What are your thoughts of this “timing issue” following a long term marriage, as in when to begin dating again?

Eliza

Dear Eliza,

Sorry to say, but there’s not really a one-size-fits-all answer to this question.

Consider the number of variables involved in answering:

Are there children involved?

Was the divorce amicable and are both parties on good terms?

Are you actively involved in each others’ lives as “friends”?

Do you still want to get back together with your ex? Does he still want to get back together with you?

How long were you married?

How long was the relationship failing before you broke up?

You see how all of these things can radically impact your decision as to when to get back out there? And I don’t know the first thing about you or your individual circumstances.

But I thought it was an important question, which is why I want to analyze it with you.

The only “right” answer is “whenever it feels right, as long as you’re not hurting anybody else.” The thing is: you might be surprised when you’re hurting someone else. Especially since it’s not your intention.

The best example I can provide is from my own life. Had a girlfriend whom I loved. She dumped me pretty suddenly. I was devastated. But what could I do? I couldn’t convince her to take me back, so I did what I do best — I went back online — literally MINUTES after I returned home from the teary breakup.

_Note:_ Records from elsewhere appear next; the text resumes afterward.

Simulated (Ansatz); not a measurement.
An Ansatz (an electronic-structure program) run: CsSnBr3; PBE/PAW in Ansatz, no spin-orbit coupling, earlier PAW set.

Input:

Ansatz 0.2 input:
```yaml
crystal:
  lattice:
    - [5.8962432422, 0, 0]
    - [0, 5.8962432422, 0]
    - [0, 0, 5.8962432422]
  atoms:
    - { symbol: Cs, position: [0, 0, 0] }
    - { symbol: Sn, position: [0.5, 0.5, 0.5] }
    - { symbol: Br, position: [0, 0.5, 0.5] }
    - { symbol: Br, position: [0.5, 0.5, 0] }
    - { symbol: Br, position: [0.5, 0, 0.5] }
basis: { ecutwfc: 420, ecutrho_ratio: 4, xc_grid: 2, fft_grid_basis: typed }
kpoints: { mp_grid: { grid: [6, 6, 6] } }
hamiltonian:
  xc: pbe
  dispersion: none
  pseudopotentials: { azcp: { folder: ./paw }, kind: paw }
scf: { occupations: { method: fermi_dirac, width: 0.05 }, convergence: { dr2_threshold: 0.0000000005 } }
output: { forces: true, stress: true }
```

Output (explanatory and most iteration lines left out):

Now, in some respects, this made sense, in that I wasn’t going wallow in misery and think about what I did wrong or how I could fix things. I made the conscious decision to move on instantly. To me, it was the equivalent of being fired from a job. You don’t sit around for six months waiting to heal. You go out and get another job. On the other hand, there are a completely different set of emotions surrounding a break-up. And while I WANTED to be ready to date, and definitely had the online dating skill set to be ready to date, I was not emotionally ready to date. Not at all. So what did that mean for me?

Well, it pretty much meant that I got back on JDate, found myself a cool girl a few hours later and was hooking up with her shortly thereafter. She was great. Three years later, we’re still friends and grab dinner once a month. But I never gave her the opportunity she deserved to have all of me. I was raw. I was closed. I was needy. I was in no position to be a boyfriend to anyone but my beloved ex-girlfriend. And it was completely unfair to her. My need to move on superseded her need to be with an emotionally available guy….

This pattern, by the way, continued for a few months (and a few more women), until I was truly and finally “over” my ex.

So that’s where I land. You need to be “over” someone in order to be able to date. If you are, you have something to GIVE. When you’re reeling from a break-up, all you can do is RECEIVE. And that’s pretty much the definition of selfish.

I remember reading once upon a time that people need half the length of the relationship to heal properly. If you were together for two years, you need one year of healing. I can’t believe that it’s true. I’d probably say it’s closer to one-tenth of the time. My Mom was widowed after 30 years and it took her about 3 years to be ready to date again. It would have been a shame if she truly had to wait 15 years, right?

Ultimately, the final arbiter is you. Are you being fair to your ex? Are you being fair to your kids? Are you being fair to your dates? And are you being fair to yourself?

If so — if you’ve mourned, if you’ve healed, if you’ve made peace — then you’re ready whenever you say you’re ready.